SB: Yeah, wonderful.



HM: You wouldn’t expect such a prolific writer to be painting chickens...

SB: Ah, well, once again, I think maybe your putting writers and writing in a box...




HM: I think it’s very intriguing that painting chickens inspired her next piece of writing. I guess they’re all forms of self expression, interlinked.



SB: Well, I think the writing will guide the writer and if chickens are your muse, then so be it. So, you know, I think you’re well on your path and it may be chickens, it may be something else.



HM: (laughs) I don’t think it’s chickens!



SB: I also think I would call this article, It May Be Chickens.



HM: Okay.



SB: Helen, really, it may be one of many things, but it may be chickens.



HM: We’re talking about writing there, can I pick that up in relation to your writing, Sam?



SB: Sure.



HM: Great. I’m going to ask a random question first.



SB: Go for it.



HM: is it intentional that so many of your songs have such short, often one word, titles?

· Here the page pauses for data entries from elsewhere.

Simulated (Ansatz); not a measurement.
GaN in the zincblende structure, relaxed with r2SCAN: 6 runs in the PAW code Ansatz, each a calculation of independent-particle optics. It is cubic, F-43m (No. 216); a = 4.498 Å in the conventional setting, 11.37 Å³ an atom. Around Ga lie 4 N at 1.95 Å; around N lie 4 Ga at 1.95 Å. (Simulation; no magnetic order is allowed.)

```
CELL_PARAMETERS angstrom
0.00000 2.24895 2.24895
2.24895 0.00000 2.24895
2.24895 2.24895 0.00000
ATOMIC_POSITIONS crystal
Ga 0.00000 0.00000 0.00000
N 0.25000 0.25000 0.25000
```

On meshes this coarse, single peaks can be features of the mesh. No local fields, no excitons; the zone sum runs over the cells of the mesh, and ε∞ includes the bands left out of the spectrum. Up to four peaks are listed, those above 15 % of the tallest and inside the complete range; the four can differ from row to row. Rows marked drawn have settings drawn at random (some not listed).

SB: Well, that’s intentional. I really try to get by with less if it’s possible. If it’s possible I do with as little as I need.



HM: Less is more?



SB: I believe so. You know, I think some artists are wonderful that they can write a lot of stuff and it’s stays coherent. I don’t really write like that. I write a bit shorter, more direct, then I cut out anything I don’t need. If you look at that building out there, i don’t think we need to describe every nuance; I think one or two words can get us a pretty clear indication of what it’s like. So if one or two words can describe the window sash then...



HM: Go with it...



SB: Yeah, I mean, you could turn the window sash into a hundred thousand words of art, you know, the Russians, Tolstoy, those guys, would make the story in tens of thousands of words and that’s translated but...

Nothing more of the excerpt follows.